“The Glass Room” by Simon Mawer is an architecture novel in which a house becomes the central character.
It is a compelling depiction of Czechoslovakia prior to and during the early years of Nazism. Viktor and Liesel Landauer are a wealthy couple who lead a privileged life. Viktor is culturally Jewish but not observant. Liesel is intelligent and beautiful, a sensitive young woman who is a gentile. Money is no object, as Viktor owns a Czechoslovakian automobile manufacturing company.
Having received a sweeping plot of land from Liesel’s parents as a wedding present, the Landauers in 1928 commission German architect Rainer von Abt to design a modern, minimalist, yet first and foremost, a family home for them in Mesto, Czechoslovakia. A spectacular three-level house becomes the author’s framework for the social and political changes in Eastern Europe between the two wars, all of them affecting the fate of the house and the architect’s dream. Readers might recognize Villa Tugendhat in Brno as the original Landauer House, the villa in “The Glass Room.”
The novel is divided into five chronologically ordered parts plus a prologue and an epilogue, beginning in 1928 and finishing in the 1960s.
At the beginning of the novel, the Landauers seem to live a model life. But as the novel progresses, the transparency of the glass walls contrasts with the veiled existence of the characters. Their lives are affected by infidelity, Jewish pogroms, the coming of World II and an escape into exile.
The home brings out their passionate desires and darkest secrets. Viktor searches for comfort in a call girl, 25-year-old Kata (Katalin) Kalman, and Liesel turns for excitement to her wild, sophisticated and restless friend Hana Hanakova.
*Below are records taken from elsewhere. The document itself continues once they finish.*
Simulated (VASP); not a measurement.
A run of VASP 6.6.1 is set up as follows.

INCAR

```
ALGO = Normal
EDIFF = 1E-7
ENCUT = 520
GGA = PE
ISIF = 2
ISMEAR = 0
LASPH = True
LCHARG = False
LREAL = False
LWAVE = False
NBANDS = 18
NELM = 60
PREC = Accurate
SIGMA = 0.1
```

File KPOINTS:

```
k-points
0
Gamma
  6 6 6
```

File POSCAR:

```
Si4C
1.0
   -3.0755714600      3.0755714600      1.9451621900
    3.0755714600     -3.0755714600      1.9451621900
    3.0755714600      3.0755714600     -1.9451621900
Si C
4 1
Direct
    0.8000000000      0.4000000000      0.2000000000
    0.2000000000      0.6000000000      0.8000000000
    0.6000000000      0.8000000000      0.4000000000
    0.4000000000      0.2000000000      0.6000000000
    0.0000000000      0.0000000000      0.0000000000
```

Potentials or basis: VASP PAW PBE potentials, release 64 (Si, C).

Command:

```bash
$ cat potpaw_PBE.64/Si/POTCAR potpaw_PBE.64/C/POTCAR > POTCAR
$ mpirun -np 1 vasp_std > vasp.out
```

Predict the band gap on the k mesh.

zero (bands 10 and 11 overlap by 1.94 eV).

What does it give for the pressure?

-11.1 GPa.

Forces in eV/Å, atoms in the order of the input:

The marriage begins to shows signs of strain. When Kata shows up at a benefit the Landauers throw for other Jews, Liesel, not knowing who Kata is, invites her to live with them. Soon Kata becomes the nanny for the Landauer children, and she and her daughter, Marika, move into the house.
Because of the political climate, the Landauers soon flee Mesto, stopping en route in France, Spain and finally, Cuba before flying to the United States.
The author moves through six decades of European history, using the house to tell the stories of the different inhabitants of the house in successive eras.
The character Rainer von Abt in “The Glass Room” is based on architect Mies van der Rohe (1886-1969). In the late 1920s, he designed the Villa Tugendhat for affluent, German-speaking Jews Grete and Fritz and their three children.
The house is essentially a light-filled living space surrounded by floor-to-ceiling glass walls overlooking a garden. An example of sculptural architecture, it was Mies’s first truly modern house. His use of rare and exotic materials is part of what makes the home unique. A semicircular wood divider creates a dining nook, and a free-standing wall of onyx separates the main seating area from a study. Two of the exterior glass walls retract, letting in the sounds of nature. Mies’s use of steel, glass and concrete showed how modern materials could create an extraordinary structure.
The actual owners of the Villa left Brno in May 1938 after Germany’s annexation of Austria. At the beginning of October 1939, the Gestapo took over the Villa, and after January 1942, the Nazis used it for offices. Eventually the Soviet Army occupied it and used it for stables. In the 1950s and ‘60s, it became a physiotherapy center for children.
By 1938 Mies van der Rohe had realized that his professional situation in Nazi Germany had become untenable. He fled to the United States, where he was asked to direct the school of architecture at the Illinois Institute of Technology. He worked from his studio in downtown Chicago until his death in1969. An architectural masterpiece because of its structure, layout, furnishings and setting, Villa Turendhat was listed as a World Cultural and National Heritage UNESCO site in 2001.